In a previous article, I provided an overview of Design Patterns and related terms... apart from promising another article (which is this) to explain the standard design patterns with example scenarios and code.

Note: The rest of this article will explain with examples some of the standard Implementation Design Patterns, from a developer's perspective. And the examples will be in C# code... and I believe readers from VB / Java / PHP or other programming languages can relate to the examples (please feel free to contact me if you want translated code in your favorite language to be added to this article).

Introduction

Design Patterns (or Implementation Design Patterns to be specific), in the initial stages, was just a set of popular code blocks often communicated between developers or Application designers without specific coined terms.

That is the time when four people authored a book on these popular often-used code blocks of implementation design, and made the term / coined word "Design Patterns" popular. These people come to be referred to as Gang Of Four.

The point of telling that History again, which most possibly you have already read / heard a 100 times, is that, the patterns we discuss in this article are going to be from the Gang Of Four list of Design Patterns.

Over the years, many more design patterns have become popular, either new ones or variations to the published standard patterns referred in the book by the four people. In other words, this article is not going to be able to discuss a complete list of design patterns.

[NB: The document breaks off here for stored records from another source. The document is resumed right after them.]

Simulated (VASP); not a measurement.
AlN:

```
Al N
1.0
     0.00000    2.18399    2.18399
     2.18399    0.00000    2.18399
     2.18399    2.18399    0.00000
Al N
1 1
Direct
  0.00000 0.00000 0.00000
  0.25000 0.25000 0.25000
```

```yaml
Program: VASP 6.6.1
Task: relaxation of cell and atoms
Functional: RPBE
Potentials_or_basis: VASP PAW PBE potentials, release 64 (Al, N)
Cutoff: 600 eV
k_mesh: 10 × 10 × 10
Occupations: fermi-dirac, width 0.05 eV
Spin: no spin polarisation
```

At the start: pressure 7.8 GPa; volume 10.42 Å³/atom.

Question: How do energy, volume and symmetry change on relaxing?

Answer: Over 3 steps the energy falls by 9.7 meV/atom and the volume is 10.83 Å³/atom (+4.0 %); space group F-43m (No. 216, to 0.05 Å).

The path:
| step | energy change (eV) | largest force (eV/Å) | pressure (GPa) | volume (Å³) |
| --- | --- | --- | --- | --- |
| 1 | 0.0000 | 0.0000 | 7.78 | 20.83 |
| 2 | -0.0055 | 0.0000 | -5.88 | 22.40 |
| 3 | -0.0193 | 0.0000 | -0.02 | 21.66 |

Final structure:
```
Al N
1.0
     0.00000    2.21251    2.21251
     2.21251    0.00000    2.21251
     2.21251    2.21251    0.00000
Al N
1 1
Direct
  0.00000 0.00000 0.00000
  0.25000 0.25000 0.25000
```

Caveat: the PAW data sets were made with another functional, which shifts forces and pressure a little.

Getting to Know Design Patterns

Almost all patterns basically can be considered good examples of Object Oriented Programming... that means implementing design patterns requires good knowledge/experience with OOPs.

Interfaces & Classes

In OOP we have learnt that Classes can implement Interfaces... and that it is best for classes to do so because the Interface then provides the structure / methods that the Class should implement in its code, like a rule book.

So developers of the Class don't miss something, and creators of the Interface have a structured mechanism to make Class developers adhere to rules.

And these rules / interfaces can then become a common rule which many Classes implement in the same library or application.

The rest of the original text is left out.